Reactor Plans Falling Like Dominoes
Nukewatch Quarterly Spring 2015
In a letter dated February 25, the French nuclear industry giant Areva asked the US Nuclear Regulatory Commission to indefinitely halt the review process for certification of its new US EPR (European Pressurized Reactor) design, developed initially by Framatome (now Areva), EDF in France and Siemens in Germany. Areva made the decision to drop the US EPR project as part an overall restructuring following its record losses of $5.38 billion in 2014.
Areva’s CEO Philippe Knoche made clear reference to more profitable reactor construction futures elsewhere. World Nuclear News reported, “the company planned to emphasize growth in China, which he described as the ‘new frontier’ of global nuclear power.” China’s business climate doesn’t have to compensate for union labor, quality control standards, disaster preparedness plans, or financial liabilities which make the US reactor business costs just too high.

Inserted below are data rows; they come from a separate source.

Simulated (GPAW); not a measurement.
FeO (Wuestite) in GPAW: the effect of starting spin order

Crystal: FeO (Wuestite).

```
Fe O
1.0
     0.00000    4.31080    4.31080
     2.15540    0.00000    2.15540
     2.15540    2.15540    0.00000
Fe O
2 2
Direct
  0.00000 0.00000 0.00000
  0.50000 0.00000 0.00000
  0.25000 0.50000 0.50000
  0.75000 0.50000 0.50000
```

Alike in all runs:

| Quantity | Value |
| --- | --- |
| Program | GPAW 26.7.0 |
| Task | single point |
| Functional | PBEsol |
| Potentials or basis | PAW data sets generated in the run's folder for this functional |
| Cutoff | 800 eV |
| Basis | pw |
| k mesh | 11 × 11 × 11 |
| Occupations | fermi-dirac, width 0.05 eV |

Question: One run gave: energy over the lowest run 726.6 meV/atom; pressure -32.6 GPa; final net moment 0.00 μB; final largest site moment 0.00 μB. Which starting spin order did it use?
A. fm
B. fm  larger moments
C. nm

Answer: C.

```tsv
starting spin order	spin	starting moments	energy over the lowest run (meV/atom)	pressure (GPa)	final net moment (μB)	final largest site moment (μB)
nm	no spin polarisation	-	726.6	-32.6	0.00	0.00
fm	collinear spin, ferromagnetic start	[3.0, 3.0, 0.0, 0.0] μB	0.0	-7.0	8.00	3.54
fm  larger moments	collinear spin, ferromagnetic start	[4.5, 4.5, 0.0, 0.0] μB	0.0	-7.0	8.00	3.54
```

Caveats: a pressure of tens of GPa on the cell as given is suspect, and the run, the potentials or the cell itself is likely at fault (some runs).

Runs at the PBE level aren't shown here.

Areva’s announcement led Unistar Nuclear Energy and its giant partner Constellation Energy to withdraw their application for construction and operating licenses for the proposed Calvert Cliffs 3 reactor in Maryland. Their application referenced the US EPR design and could not have been approved before Areva’s new reactor was certified. The reversal means writing off a large investment by EDF/Unistar/Constellation, which pursued the Calvert Cliffs 3 licenses for eight years, initially applying to the NRC in 2007.
Calvert Cliffs 3 represented the last active plan for new reactors involving the US EPR design. In 2013, Unistar withdrew its application for a US EPR at Nine Mile Point in New York. AmerenUE dumped its plan for Callaway 2 in Missouri in 2009, and PPL Electric Utilities suspended its application for Bell Bend in Pennsylvania in 2014.